Online editor cautions on Internet security

A group of approximately 75 people came to the Levine Science Research Center Thursday night to hear Cory Doctorow, co-editor of boingboing.net, speak about the power technology has to enable or restrict personal expression.

The speech, part of the 2006-2007 Provost's Lecture Series titled "Privacy at Risk?" argued against the use of technology as a means of spying on citizens, emphasizing the power of computers and the Internet to enable new forms of collaboration.

"[The Internet] is the largest, most ambitious book the human race has ever written," Doctorow said, discussing its ability to bring people with similar interests together. He added that employing technology to track citizens, however, makes people more suspicious of each other and less willing to collaborate.

Doctorow said that tracking people's behavior to try to find the rare guilty person can negatively impact many innocent people in the process. He pointed to library content filters that block academically relevant information as an example.

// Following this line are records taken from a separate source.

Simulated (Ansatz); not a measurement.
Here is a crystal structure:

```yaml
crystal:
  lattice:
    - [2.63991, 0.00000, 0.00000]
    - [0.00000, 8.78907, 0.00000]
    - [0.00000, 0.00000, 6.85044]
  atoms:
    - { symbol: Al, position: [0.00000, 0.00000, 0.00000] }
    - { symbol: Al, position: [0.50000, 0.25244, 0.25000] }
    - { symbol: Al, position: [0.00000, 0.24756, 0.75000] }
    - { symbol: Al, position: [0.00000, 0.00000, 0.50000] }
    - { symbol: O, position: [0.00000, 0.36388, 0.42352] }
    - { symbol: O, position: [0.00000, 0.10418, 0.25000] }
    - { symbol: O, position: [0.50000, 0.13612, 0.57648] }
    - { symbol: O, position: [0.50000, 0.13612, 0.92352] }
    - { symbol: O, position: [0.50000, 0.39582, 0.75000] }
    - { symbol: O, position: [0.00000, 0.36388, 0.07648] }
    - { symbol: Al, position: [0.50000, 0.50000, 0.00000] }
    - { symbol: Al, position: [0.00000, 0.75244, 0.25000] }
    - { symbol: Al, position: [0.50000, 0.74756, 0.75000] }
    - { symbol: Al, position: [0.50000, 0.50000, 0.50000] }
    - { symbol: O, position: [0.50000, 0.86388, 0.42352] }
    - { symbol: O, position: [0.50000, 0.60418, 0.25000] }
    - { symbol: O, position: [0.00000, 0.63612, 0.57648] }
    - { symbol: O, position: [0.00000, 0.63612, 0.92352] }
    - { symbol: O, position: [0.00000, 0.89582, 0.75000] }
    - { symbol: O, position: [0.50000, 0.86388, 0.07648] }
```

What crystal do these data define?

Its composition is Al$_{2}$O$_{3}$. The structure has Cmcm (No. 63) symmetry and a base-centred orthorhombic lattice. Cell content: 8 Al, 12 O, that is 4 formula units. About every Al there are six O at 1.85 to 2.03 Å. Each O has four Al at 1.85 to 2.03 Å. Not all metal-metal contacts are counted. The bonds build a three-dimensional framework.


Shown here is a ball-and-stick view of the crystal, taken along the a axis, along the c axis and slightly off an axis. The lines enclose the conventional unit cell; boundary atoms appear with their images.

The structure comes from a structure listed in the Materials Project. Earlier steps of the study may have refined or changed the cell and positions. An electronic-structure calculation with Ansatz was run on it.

"If we're all presumptively guilty, none of us have any rights," he said.

Doctorow covered a wide range of issues, from radio-frequency identification tags to biometrics to peer-to-peer file sharing. He expressed concern that children today are being conditioned to live in a police state and cited his recent trip to Walt Disney World as an example.

Visitors were required to place their fingers on a scanner or show identification before boarding a ride to ensure they had not "cheated the line," he said. When Doctorow refused the finger scanner and attempted to show identification instead, a Disney employee told him, "It's not a fingerprint-we're merely measuring the unique characteristics of your fingertip."

Doctorow said he was struck by children's willingness to comply with both the finger scanning and mandatory bag searches at the front gate. "Everyone has to be fingerprinted," he recalled being told by a 10-year-old boy.

Doctorow said attempting to restrict free speech on the Internet will result in failure, and people will find other outlets for expressing themselves.

He related a story of a friend who checked his personal website's message board and found two students discussing which girls at their high school were skanks. Their school, he said, had blocked social websites like MySpace.

"[Doctorow] understands how small changes in technology and society can have big consequences, and he's good at explaining those consequences to people," said James Boyle, a professor of law who suggested Provost Peter Lange bring Doctorow to Duke.

Joshua Smith, a graduate student in physics at North Carolina State University, said he learned about the lecture while reading boingboing.net.

Smith said the continuing emergence of social collaboration online along with the desire to use technology to expand authoritarian control would continue to cause conflicts in the future.

Senior Gideon Weinerth said the topic of the speech could be characterized as "a struggle between those who have power and those who do not."

He added that he agreed with Doctorow's view that computers should be tools of empowerment rather than restriction.